From Bugzilla Helper: User-Agent: Mozilla/5.0 (X11; U; Linux i686; en-US; rv:1.6) Gecko/20040207 Firefox/0.8 Description of problem: We have been having trouble with 3ES hosts locking up when running with quotas enabled on an ext3 filesystem. The problem happens at random times, under both heavy and light loads. We are unable to run more than a few days, regardless of the load, without our systems locking up. The bug was identified and fixed in the mainline 2.4.25 kernel, but as far as I can tell, this fix has not been backported yet to the v3ES kernel. I have examined both the changelog for the 3ES kernel and looked at the source code for the 2.4.21-9.0.3.EL. The fix was submitted in v2.4.25-pre5 by jack:ucw.cz. See the URL to the 2.4.25 changelog in the URL field. Can someone backport this patch? Version-Release number of selected component (if applicable): How reproducible: Always Steps to Reproduce: 1. Enable quotas on a ext3 filesystem. 2. Have disk activity on it (for us, uw-imapd is the kind of disk activity that generates the lockup) 3. Wait, probalby not more than a few days. Actual Results: Our hosts will consistently hang after a few days. We are unable to keep them stable enough with quotas enabled to run them as production servers. Expected Results: The host should not lock up. Additional info:
Reassigned to ext3 author.
Is any progress being made to track this issue down? It seems to have been around for quite a while, and it means you basically can't use quotas in a production env. I see it here on a server, usually less than a day after enabling quotas. I have sysrq output when it's in the deadlock state. Anything else we can do to help solve this issue?
Created attachment 105927 [details] Backport of fix for quota/ext3 deadlock from kernel-2.4.25
Does this mean we'll see an official EL kernel with this fix sometime soon?
No fix for this problem has yet been committed to a RHEL3 patch pool, and specifically U4 is already closed (and in beta now).

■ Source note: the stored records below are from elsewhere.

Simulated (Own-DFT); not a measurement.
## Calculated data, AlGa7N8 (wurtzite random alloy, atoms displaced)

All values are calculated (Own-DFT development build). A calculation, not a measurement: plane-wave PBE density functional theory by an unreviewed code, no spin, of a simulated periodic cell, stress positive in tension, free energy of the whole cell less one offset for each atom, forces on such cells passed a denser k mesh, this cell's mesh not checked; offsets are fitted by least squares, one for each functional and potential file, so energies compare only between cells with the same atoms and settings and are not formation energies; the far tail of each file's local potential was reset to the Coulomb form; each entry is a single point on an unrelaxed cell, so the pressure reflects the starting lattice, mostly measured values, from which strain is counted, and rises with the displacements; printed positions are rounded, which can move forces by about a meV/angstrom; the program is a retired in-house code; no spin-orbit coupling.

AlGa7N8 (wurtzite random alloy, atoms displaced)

This really should be increased in priority! We are seeing this same problem and it is creating major issues for us. Do we apply this outdated patch onto 2.4.21-27.0.2.ELsmp? Do we ignore RH kernels and just put in 2.6.10 which is supposed to have fixed the problem? Do we step our filesystem back down to ext2? I'd like to know how RH suggests we fix the problem...
Is this patch going to be added to the official Red Hat kernel at some point? I was bit by this bug, but compiling a custom kernel with the attached patch has fixed the problem.
*** Bug 173135 has been marked as a duplicate of this bug. ***
Please add this patch to the official Red Hat kernel. Thank you.
This bug is filed against RHEL 3, which is in maintenance phase. During the maintenance phase, only security errata and select mission critical bug fixes will be released for enterprise products. Since this bug does not meet that criteria, it is now being closed. For more information of the RHEL errata support policy, please visit: http://www.redhat.com/security/updates/errata/ If you feel this bug is indeed mission critical, please contact your support representative. You may be asked to provide detailed information on how this bug is affecting you.